Post Thu, Jan 21 2010, 10:47 am
it depends on how moist/soft you want it. and how, pray tell, do you define chickeny?

many people will tell you to cover the chicken with foil for a large portion of the cooking time and uncover for another portion. this keeps the moisture in for the first part and lets the chicken dry a little bit towards the end so the chicken isn't too moist. I generally don't bother with that. imo, to keep a chicken moist, keep the skin on. the fats will keep it moist, and the flavor is, I suppose, chickeny. to keep the chicken a little more moist, I cover the skin in ingredients. no foil. here are a few ideas-

1) honey mustard chicken. I smother the skin in honey and mustard, mush together with a spoon, and bake. if you overbake it, the skin becomes crispy and has a nice honey mustard flavor while the inside stays incredibly moist. when I say smother, btw, I mean smother. don't be shy. put on lots.

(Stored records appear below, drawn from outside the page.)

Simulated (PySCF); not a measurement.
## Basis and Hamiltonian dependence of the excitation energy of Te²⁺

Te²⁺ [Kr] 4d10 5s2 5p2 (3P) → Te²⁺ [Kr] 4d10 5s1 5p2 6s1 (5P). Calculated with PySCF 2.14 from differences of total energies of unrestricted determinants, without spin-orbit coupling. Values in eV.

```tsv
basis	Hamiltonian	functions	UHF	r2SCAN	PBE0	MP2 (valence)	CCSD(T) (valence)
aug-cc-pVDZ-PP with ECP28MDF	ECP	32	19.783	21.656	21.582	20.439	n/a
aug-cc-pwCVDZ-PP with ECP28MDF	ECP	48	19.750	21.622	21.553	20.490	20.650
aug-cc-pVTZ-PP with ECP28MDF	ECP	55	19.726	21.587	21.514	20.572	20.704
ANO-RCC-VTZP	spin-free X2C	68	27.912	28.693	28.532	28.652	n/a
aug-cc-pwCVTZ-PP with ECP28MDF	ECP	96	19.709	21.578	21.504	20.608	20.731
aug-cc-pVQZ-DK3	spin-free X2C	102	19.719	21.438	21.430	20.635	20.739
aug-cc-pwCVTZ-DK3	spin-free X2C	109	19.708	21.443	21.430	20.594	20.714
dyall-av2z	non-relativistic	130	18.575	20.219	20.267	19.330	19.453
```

2) onion garlic chicken. this is a little more work. I usually cut up some veggies for the bottom of the pan. tomatoes, carrots, zucchini, whatever. add some spices to the veggies. place chicken (whole or cut) on top of the veggies. rub with olive oil. mince lots of fresh onion and garlic and pile on top of the chicken. you want serious piles here. bake until the garlic gets crunchy. the topping should remind you of an everything bagel. the oil you added to the chicken should make the onions taste a bit fried.

btw, since you claim to be chicken impaired, here's how you know the chicken is done. poke it with a fork in a fat spot. if the juices run clear, it's done. if the juices are red, let it bake a while longer. once the juices run clear, don't leave it in the oven unless you like drier chicken.